The Daily Parker

Politics, Weather, Photography, and the Dog

Under the hood of Weather Now

My my most recent post mentioned finishing the GetWeather component of Weather Now, my demo project that provides near-real-time aviation weather for most of the world. I thought some readers might be interested to know how it works.

The GetWeather component has three principal tasks:

In the Inner Drive Technology world, an Azure worker process uses an arbitrary collection of objects that implement the IWorkerTask interface. The interface defines Interval and LastRun properties and an Execute method, which is all the worker process needs to know. The tasks are responsible for their own lifespans, reentry prevention, etc. (That's another discussion.)

In order to decouple the data source (NOAA now, other sources in the future) from the application, I split the three tasks into two IWorkerTask classes:

  • The NoaaFileDownloadingWorkerTask opens an FTP connection to the NOAA public weather servers, retrieves the files it hasn't already retrieved, and stores the contents in Azure Blob Storage; and
  • The NoaaFileParsingWorkerTask pulls the files out of Azure Storage, parses them, and stores the results in an Azure SQL Database and Azure table storage.

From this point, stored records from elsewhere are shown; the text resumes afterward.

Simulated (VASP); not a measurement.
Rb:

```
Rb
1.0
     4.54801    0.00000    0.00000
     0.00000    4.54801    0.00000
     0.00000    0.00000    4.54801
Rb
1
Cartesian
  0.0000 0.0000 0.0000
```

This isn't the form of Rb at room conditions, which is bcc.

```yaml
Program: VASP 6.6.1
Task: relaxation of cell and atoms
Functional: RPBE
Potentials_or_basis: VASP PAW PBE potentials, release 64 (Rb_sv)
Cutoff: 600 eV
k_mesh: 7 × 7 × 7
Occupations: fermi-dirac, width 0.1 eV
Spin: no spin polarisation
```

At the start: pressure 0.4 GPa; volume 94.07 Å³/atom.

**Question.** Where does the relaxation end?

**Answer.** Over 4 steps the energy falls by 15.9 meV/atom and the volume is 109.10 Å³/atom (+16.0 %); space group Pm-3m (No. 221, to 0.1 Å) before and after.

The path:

I'm using Azure storage as an intermediary between the two sides of the process because my analysis led me to the conclusion that they're really independent of each other. Coupling of the two tasks in the current (2002) version of GetWeather causes all kinds of problems, not least that a failure in one task can stop the whole thing. If, as happens given the nature of the Internet, the FTP side has an unrecoverable problem, the application has to restart. In actual practice it simply kills itself and waits for the next time it runs, which can be a while because it's running on a Windows Server 2008 Scheduler job every 30 minutes.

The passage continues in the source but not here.